Connection issue with Temporal 1.9.x
I get a connection issue when running my worker against the latest version of Temporal:
2021-05-10 08:37:04,083 | DEBUG | protocol.py:data_received:714 | Protocol error
Traceback (most recent call last):
File "/Users/chad.greenburg/.pyenv/versions/3.8.5/lib/python3.8/site-packages/h2/connection.py", line 224, in process_input
func, target_state = self._transitions[(self.state, input_)]
KeyError: (<ConnectionState.CLOSED: 3>, <ConnectionInputs.RECV_PING: 14>)

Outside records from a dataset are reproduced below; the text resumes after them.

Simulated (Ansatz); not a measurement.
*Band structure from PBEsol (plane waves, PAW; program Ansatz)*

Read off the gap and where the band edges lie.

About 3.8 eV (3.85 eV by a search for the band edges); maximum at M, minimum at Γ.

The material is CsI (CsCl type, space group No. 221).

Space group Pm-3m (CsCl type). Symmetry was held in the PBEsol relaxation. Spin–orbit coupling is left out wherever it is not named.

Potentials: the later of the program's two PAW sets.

During handling of the above exception, another exception occurred:
Traceback (most recent call last):
File "/Users/chad.greenburg/.pyenv/versions/3.8.5/lib/python3.8/site-packages/grpclib/protocol.py", line 712, in data_received
events = self.connection.feed(data)
File "/Users/chad.greenburg/.pyenv/versions/3.8.5/lib/python3.8/site-packages/grpclib/protocol.py", line 189, in feed
return self._connection.receive_data(data) # type: ignore
File "/Users/chad.greenburg/.pyenv/versions/3.8.5/lib/python3.8/site-packages/h2/connection.py", line 1463, in receive_data
events.extend(self._receive_frame(frame))
File "/Users/chad.greenburg/.pyenv/versions/3.8.5/lib/python3.8/site-packages/h2/connection.py", line 1486, in _receive_frame
frames, events = self._frame_dispatch_table[frame.__class__](frame)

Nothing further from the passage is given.